I started this book ten months ago. TEN. And I loved the first half. It was tragic and poignant and unique, narrated by a voice I wanted to never stop reading. But then I...stopped. I got distracted by other things, more fast-paced, less mind-and-heart-heavy books. Cut to yesterday, when I officially decided to pick it up again and bang it out. GREATEST DECISION OF ALL TIME. This story has a mystical, ineffable finesse. So well executed, so well written. And this book gives you a rare feeling upon finishing it: I makes you feel whole.
In the remarkable, bizarre, and heart-wrenching summer before Cullen Witter's senior year of high school, everything he thinks he understands about his small and painfully dull Arkansas town vanishes. His cousin overdoses; his town becomes absurdly obsessed with the alleged reappearance of an extinct woodpecker; and, most troubling of all, his sensitive, gifted fifteen-year-old brother, Gabriel, suddenly and inexplicably disappears.

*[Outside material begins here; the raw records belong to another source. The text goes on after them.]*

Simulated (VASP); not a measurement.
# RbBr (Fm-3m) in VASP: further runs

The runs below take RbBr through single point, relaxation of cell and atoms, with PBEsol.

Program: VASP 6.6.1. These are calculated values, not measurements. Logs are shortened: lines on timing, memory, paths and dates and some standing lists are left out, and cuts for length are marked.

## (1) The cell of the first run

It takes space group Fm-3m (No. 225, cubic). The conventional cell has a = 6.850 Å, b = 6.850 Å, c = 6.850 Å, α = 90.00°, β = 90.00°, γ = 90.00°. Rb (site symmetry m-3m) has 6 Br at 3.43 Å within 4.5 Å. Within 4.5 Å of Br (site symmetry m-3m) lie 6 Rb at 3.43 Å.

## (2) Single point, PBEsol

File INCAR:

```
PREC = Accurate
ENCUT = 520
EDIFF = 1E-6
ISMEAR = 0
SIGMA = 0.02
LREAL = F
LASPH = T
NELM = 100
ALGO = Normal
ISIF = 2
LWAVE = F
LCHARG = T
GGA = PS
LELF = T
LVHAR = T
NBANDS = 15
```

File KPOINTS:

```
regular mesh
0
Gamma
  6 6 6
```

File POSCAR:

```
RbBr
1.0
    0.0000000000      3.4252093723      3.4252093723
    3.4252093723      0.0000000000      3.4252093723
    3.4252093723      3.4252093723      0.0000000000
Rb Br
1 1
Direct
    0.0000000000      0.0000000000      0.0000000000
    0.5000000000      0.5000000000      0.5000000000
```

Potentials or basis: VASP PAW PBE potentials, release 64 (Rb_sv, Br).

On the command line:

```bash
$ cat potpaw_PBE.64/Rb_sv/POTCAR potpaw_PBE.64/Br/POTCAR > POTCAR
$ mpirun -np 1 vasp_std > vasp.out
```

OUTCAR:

As Cullen navigates a summer of finding and losing love, holding his fragile family together, and muddling his way into adulthood, a young, disillusioned missionary in Africa searches for meaning wherever he can find it. And when those two stories collide, a surprising and harrowing climax emerges that is tinged with melancholy and regret, comedy and absurdity, and above all, hope.

Cullen's voice is remarkable and being inside of his head was unforgettably marvelous. He has a nonstop mind; one that is constantly overanalyzing, overthinking--unable to live in the moment. Because of that, he often separates himself from the world around him; removes himself from the overwhelming emotion. But it always catches up with him, and the loss of Gabriel is relentless pain and grief. He is lost without his brother there and he is lost with him there. He's a curious man and he doesn't not know what he wants from the world.

Cabot Searcy's story was so captivating. He wanted answers so badly that he went mad. He sabotaged the good things in his life to find meaning, when the meaning could have been in front of him the whole time. I think I would read a 900 page book about him and his downfall. Yet it was less than 100 pages from his POV and that is...phenomenal. It was so complete.

The best relationship in this novel is Cullen's relationship with Lucas. Their friendship is pure. That's the best way to describe it. No matter the situation, they are there for each other and let the other be theirself. There's no expectation, just inevitability.

But in the end, this story wasn't about people's relationships with one another. It was about the characters and their relationship with the world around them. With life. Cullen is trying to survive without his brother and the confusion of growing up and Cabot Searcy is trying to find how and why he was here on this earth and why he found Benton Sage's journal. Their stories involved relationships with other people, sure, but it was about more than that. It was about the world we live in.

There is an effortless about John Corey Whaley's writing that is so beautiful. He writes long sentences and long paragraphs filled with pure voice and emotion. It's captivating to say the least. I think the plot of this novel could have choked a lot of authors, but he wrote it with heart. Not endless prose and perfectly crafted metaphors; just honest voice. I cannot wait to dive into is other novels.

You need to read this novel. It elegantly crafts two plots into one beautiful journey. Also, it has one of my favorite covers. OF ALL TIME. Yeah. I like it that much. A minimalistic beauty.